Skip the extras, save some money, and enjoy more miles.
According to a test certificate from the California Air Resources Board (CARB), first referenced by Automotive News, the 2019 Nissan LEAF e+ may have 25 additional miles of range in its base configuration than that of higher trim levels. This discovery makes sense since opting for more loaded models means loading more weight into the vehicle. The article says the base LEAF Plus (which it will be referred to in some markets, including the U.S.) could be about 70 pounds lighter than higher trims.
The EPA has not yet announced official figures, so Nissan made it clear the CARB numbers aren't necessarily "real." Nonetheless, Automotive News reports:
The Leaf's base S Plus trim earned a 364-mile rating under the Urban Dynamometer Driving Schedule testing cycle, according to calculations on the CARB certificate. The SV and SL models scored a 330-mile rating under the UDDS testing cycle, which simulates mostly city driving.
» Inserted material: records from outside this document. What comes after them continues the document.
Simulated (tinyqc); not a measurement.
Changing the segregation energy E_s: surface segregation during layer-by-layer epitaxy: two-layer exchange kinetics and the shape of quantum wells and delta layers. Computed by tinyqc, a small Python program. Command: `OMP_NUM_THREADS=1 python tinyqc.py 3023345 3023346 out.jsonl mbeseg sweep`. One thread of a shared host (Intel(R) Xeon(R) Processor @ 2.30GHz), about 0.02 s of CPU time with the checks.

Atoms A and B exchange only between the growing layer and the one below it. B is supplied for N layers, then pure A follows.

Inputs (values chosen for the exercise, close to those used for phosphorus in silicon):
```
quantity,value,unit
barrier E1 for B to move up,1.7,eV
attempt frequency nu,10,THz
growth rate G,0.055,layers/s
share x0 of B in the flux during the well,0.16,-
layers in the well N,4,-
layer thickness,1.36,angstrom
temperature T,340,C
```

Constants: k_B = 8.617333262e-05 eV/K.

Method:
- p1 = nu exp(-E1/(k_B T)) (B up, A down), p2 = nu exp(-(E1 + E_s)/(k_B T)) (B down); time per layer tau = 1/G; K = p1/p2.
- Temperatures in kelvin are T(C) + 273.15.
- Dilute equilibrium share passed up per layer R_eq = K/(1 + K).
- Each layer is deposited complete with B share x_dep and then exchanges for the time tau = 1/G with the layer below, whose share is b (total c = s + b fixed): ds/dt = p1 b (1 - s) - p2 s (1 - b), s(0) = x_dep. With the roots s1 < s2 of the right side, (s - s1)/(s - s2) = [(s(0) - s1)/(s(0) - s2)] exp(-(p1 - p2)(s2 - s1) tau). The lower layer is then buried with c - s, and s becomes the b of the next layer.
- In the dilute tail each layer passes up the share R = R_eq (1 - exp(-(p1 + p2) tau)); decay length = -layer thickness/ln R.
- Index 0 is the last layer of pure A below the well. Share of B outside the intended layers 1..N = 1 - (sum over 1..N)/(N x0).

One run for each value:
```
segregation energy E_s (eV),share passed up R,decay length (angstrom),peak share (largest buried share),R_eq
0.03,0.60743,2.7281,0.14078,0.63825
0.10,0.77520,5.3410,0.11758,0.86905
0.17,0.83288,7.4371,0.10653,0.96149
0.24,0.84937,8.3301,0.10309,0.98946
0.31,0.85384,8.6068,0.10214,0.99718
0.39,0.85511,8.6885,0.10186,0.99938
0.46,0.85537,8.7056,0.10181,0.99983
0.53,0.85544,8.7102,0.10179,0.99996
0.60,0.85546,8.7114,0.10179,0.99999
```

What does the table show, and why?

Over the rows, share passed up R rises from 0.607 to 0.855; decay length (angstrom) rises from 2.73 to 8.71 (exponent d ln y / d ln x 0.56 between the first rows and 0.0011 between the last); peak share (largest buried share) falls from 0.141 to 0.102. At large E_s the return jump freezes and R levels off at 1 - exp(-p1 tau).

Generally, the EPA-advertised range is rated at about 70 percent of the UDDS range, according to Inside EVs. That calculation would peg the S Plus range at about 255 miles and the SV and SL at about 230 miles.
According to Nissan, the base trim is likely at 226 miles compared to 215 for uplevel trims. All LEAF Plus models come equipped with a 62-kWh battery pack.
It's important to keep in mind that those opting for the base Nissan LEAF e+ will not have to worry about any shortage of features. Like many new vehicles, base products come nicely loaded as compared to older models. Even the base LEAF Plus comes with a praiseworthy mix of desirable safety and convenience features.
Look for the Nissan LEAF e+ at dealers this spring. For now, you can purchase the current LEAF for $29,990. It offers 151 miles of range. U.S. pricing has not yet been announced for the upcoming LEAF Plus, but educated estimates put it somewhere around $36,000, which is comparable to the 2019 Chevrolet Bolt EV's starting price.